They gathered with their teachers in Glasgow Cathedral to raise awareness of the major role the city played during the conflict both at home and on the front line.
Around 200,000 Glasgow men volunteered for the First World War with 18,000 losing their lives and 34,500 being injured, many seriously.
Mrs Doch-erty said: "It is important Glaswegians of all ages come together to mark, commemorate and remember our city's citizens' contribution to the First World War.
"As Glasgow prepares to become the focal point of the UK and Commonwealth activities to mark the 100th anniversary of the start of the war, it is only fitting we engage with our city's young people.
"That is why we worked in partnership with Glasgow Cathedral to create this special children's service.
"I am clear that as our city brand emphasises People Makes Glasgow, we must also recognise and remember our past citizens who have helped make Glasgow what it is today.
"This year and for the coming four years we will ensure we remember our city's huge contribution to the war effort."
Rev Laurence Whitley of Glasgow Cathedral conducted the service for 200 pupils.
He said: "All credit to the council for initiating the idea of this event.

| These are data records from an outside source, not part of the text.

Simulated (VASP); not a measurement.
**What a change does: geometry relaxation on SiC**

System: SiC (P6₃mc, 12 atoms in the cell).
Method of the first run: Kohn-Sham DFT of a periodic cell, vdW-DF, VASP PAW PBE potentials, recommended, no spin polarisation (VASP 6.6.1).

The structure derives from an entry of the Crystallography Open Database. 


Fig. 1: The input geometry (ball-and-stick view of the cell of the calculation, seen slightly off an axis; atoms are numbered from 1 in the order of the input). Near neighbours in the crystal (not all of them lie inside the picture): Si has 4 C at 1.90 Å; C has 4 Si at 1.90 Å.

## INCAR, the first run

"If Remembrance Day is to continue being important for us all, then we need our young people to be informed as to how and why it grew.
"It will also help our youngsters realise why it is such a privilege for the city to be the venue for the Commonwealth Games Service marking the outbreak of the war on August 4."
During the service, the children saw original footage from 1914, a dramatisation of life during the war by drama pupils from Knightswood Secondary, and sang songs from the era.